The trade activities of people are not limited to ordinary goods and services anymore. There was a time when the trade activities of people were limited to people exchanging goods and services mainly for money based on the demands and availability of products.
You might wonder what led to the trade of products and services. Initially, the concept of trade didn’t exist. While human needs had always been present, the demands of all needs could not be met simply because there never were enough commodities for everyone.
This led to the barter system. The Barter system was a system based on exchange rather than on money. In the barter system, two people exchanged the products they had with someone else for something the other person had and was of use to them.
However, as things changed over time, money was introduced. Gradually, money became an integral part of exchange activities and in this way, the barter system turned into the trade.
What is money and how is it different from a currency?
Money is yet another commodity that is given and accepted in a given socio-economic scenario in return for something. Money is paid as the value of a commodity and is given as well as accepted as a payment for not just goods and services but also for payment of debts, settlement of payments, interest on loans, etc.
Money is a verifiable commodity and a product’s value is determined in terms of money to make payment for it. For example, we say, 5 kg of apples cost Rupees100.
In this case, the value of 5kg of apple is equal to 100 rupees.
Did you notice the word “rupees” in the above sentence? That “rupees” is a currency.
A currency can therefore be defined as a system of money that prevails in common use. The word’s common use usually refers to the people of a nation.
While money is the common name of the commodity, currency is its name. Each country has its currency and the value of a currency keeps changing. Also, the value of a currency is compared to the value of another country’s currency. You might have heard people talking about the rate of the Dollar, which is the currency of the United States. This refers to how much Indian Rupees equals one Dollar.
What is meant by foreign exchange?
It is a simple concept. The term foreign exchange refers to the trading of one currency for another.
For example, you can swap the Indian Rupee for Euro. When people trade in currencies of different nations, this is referred to as forex or FX.

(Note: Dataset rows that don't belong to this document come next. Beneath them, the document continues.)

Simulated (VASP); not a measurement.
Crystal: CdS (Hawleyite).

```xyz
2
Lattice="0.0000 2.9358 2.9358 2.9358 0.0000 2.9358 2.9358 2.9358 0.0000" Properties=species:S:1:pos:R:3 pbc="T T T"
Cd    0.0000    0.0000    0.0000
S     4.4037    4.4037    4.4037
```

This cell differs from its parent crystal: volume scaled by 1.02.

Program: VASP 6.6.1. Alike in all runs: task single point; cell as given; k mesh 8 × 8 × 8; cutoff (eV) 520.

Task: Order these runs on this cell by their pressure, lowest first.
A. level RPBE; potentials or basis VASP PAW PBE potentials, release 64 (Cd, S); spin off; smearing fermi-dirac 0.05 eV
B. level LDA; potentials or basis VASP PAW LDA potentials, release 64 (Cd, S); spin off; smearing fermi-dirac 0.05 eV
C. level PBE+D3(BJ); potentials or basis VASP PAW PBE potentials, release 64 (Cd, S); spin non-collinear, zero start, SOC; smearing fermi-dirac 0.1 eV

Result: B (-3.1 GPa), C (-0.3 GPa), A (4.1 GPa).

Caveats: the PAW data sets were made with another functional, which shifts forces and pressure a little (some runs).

Where does a foreign exchange take place?
Forex takes place in a Foreign exchange market. The Foreign exchange market is the global market for the trade-in of different currencies. The Foreign exchange market is made up of several different markets and is one of the oldest and original markets of foreign exchange. It is an institution that determines the value of each currency every single day.
As mentioned above, the value of each currency keeps changing and is not stable. So the value of each currency is determined by this institution. The remaining financial structure is based on the foreign exchange market.
What do you mean by Foreign exchange reserves?
Foreign exchange reserves are cash and reserve assets of various forms such as gold held by a country’s monetary authority or central bank, primarily available to balance the payments of the country.
Apart from balancing the payments, the foreign exchange reserves are maintained to influence the value of its currency along with maintaining its confidence in the financial markets.
Conclusion
The relative value between two or more currencies is called the foreign exchange rate. Simply put, the rate at which one currency is traded with another is called the exchange rate.
The foreign exchange rate keeps changing and is determined by the foreign exchange market based on several things.
We are sure this article has helped you develop a better understanding of everything related to foreign exchange. Forex is an important part of a country’s economy and requires utmost attention at all times.